Suggestion

🔍 Search Terms

inference, reverse mapped types, schema

✅ Viability Checklist

My suggestion meets these guidelines:

• This wouldn't be a breaking change in existing TypeScript/JavaScript code
• This wouldn't change the runtime behavior of existing JavaScript code
• This could be implemented without emitting different JS based on the types of the expressions
• This isn't a runtime feature (e.g. library functionality, non-ECMAScript syntax with JavaScript output, new syntax sugar for JS, etc.)
• This feature would agree with the rest of TypeScript's Design Goals.

⭐ Suggestion

It would be great if TypeScript could take into account concrete index types when inferring reverse mapped types.

Reverse mapped types are a great technique that allows us to create dependencies between properties in complex objects.

For example, in here we can validate what strings can be used as initial property on any given level of this object. We can also "target" sibling keys (from the parent object) within the on property.

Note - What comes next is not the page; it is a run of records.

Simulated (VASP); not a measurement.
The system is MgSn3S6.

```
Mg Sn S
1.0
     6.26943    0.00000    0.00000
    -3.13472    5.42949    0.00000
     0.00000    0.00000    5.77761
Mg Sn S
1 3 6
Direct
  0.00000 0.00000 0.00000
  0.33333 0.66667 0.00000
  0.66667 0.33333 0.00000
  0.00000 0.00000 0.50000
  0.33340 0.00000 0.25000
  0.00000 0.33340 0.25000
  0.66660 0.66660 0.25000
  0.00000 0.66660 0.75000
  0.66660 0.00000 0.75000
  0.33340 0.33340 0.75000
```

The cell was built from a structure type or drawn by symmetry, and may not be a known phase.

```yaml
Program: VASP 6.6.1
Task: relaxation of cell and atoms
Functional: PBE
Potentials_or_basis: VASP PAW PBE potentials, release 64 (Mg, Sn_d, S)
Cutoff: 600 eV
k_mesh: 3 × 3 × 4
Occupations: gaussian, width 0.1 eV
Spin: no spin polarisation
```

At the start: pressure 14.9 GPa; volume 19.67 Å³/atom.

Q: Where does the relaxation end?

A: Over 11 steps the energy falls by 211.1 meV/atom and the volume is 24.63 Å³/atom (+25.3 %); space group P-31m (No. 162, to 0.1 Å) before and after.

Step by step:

This type of inference starts to break though once we add a constraint to T in order to access some of its known properties upfront. Things like T[K]["type"] prevents T from being inferred because the implemented "pattern matching" isn't handling this case and without a special handling this introduces, sort of, a circularity problem. Note how this doesn't infer properly based on the given argument: here

I think there is a great potential here if we'd consider those accessed while inferring.

📃 Motivating Example

interface QueryFunctionContext<
  TQueryKey extends string,
> {
  queryKey: TQueryKey
}

type QueryOptions = {
    key: string
    data?: unknown;
    fnData?: unknown;
  }

type UseQueriesOptions<T extends ReadonlyArray<QueryOptions>> = {
  [K in keyof T]: {
    queryKey: T[K]['key']
    queryFn?: (
      ctx: QueryFunctionContext<T[K]['key']>,
    ) => Promise<T[K]['fnData']> | T[K]['fnData']
    select?: (data: T[K]['fnData']) => T[K]['data']
  }
}

declare function useQueries<
  T extends ReadonlyArray<QueryOptions>
>(queries: [...UseQueriesOptions<T>]): void;

type IsNever<T> = [T] extends [never] ? true : false;

type StateType = "parallel" | "final" | "compound" | "atomic";

type StateDefinition = {
  type?: StateType;
  states?: Record<string, StateDefinition>;
};

type State<T extends StateDefinition> = (T["type"] extends
  | "parallel"
  | undefined
  ? {}
  : IsNever<keyof T["states"]> extends false
  ? { initial: keyof T["states"] }
  : {}) & {
  type?: T["type"];
  states?: {
    [K in keyof T["states"]]: State<T["states"][K] & {}> & {
      on?: Record<string, keyof T["states"]>;
    };
  };
};

declare function createMachine<T extends StateDefinition>(config: State<T>): T;

createMachine({
  // initial property should be available if there are any nested states and if the `type` of this object is not `'parallel'`
  initial: "a", 
  states: {
    a: {},
  },
});

💻 Use Cases

Schema-like APIs could leverage this a ton:

• we could use is at XState to type our state machines
• libraries related to JSON schema could use this
• I bet that TanStack libraries could think of neat ways to leverage this
• I'm pretty sure that Redux Toolkit could use this instead of "validating things through intersections"

Implementation

I'm willing to work on the implementation but I could use help with figuring out the exact constraints of the algorithm.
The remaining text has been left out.